Collective Entity Matching for Linking Structures in Attributed Material Graphs

Aus SDQ-Institutsseminar
Vortragende(r) Aleksandra Pawelek
Vortragstyp Proposal
Betreuer(in) Daniel Betsche
Termin Fr 16. Juni 2023
Vortragssprache
Vortragsmodus in Präsenz
Kurzfassung In data analysis, entity matching (EM) or entity resolution is the task of finding the same entity within different data sources. When joining different data sets, it is a required step where the same entities may not always share a common identifier. When applied to graph data like knowledge graphs, ontologies, or abstractions of physical systems, the additional challenge of entity relationships comes into play. Now, not just the entities themselves but also their relationships and, therefore, their neighborhoods need to match. These relationships can also be used to our advantage, which builds the foundation for collective entity matching (CEM).
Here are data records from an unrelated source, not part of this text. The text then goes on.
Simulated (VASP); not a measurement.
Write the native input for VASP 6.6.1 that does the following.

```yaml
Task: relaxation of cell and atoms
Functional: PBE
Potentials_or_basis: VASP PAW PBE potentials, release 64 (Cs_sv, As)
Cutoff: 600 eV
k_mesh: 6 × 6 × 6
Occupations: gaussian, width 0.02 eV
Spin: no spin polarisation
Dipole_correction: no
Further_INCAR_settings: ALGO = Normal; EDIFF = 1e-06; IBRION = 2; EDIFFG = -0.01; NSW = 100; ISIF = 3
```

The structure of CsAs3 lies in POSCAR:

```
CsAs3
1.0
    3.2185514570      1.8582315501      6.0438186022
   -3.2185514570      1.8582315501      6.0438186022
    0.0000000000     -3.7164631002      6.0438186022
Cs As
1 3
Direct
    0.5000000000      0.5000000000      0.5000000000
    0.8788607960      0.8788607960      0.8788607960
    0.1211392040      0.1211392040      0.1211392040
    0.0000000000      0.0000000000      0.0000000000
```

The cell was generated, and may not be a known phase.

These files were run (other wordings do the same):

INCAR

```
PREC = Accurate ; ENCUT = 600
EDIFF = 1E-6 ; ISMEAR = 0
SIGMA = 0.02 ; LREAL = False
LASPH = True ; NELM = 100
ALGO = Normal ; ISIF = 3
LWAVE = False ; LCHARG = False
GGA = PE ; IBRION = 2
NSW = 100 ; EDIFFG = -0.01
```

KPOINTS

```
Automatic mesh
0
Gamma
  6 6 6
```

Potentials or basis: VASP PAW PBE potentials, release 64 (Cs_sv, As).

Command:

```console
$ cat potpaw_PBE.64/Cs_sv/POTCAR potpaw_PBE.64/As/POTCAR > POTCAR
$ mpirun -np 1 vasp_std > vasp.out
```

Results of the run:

In this bachelor thesis, we focus on a graph data set based on a material simulation with the intent to match entities between neighboring system states. The goal is to identify structures that evolve over time and link their states with a common identifier. Current CEM Algorithms assume perfect matches to be possible, i.e., every entity can be matched. We want to overcome this challenge and address the high imbalance of potential candidates and impossible matches. A third major challenge is the large volumes of data which requires our algorithm to be efficient.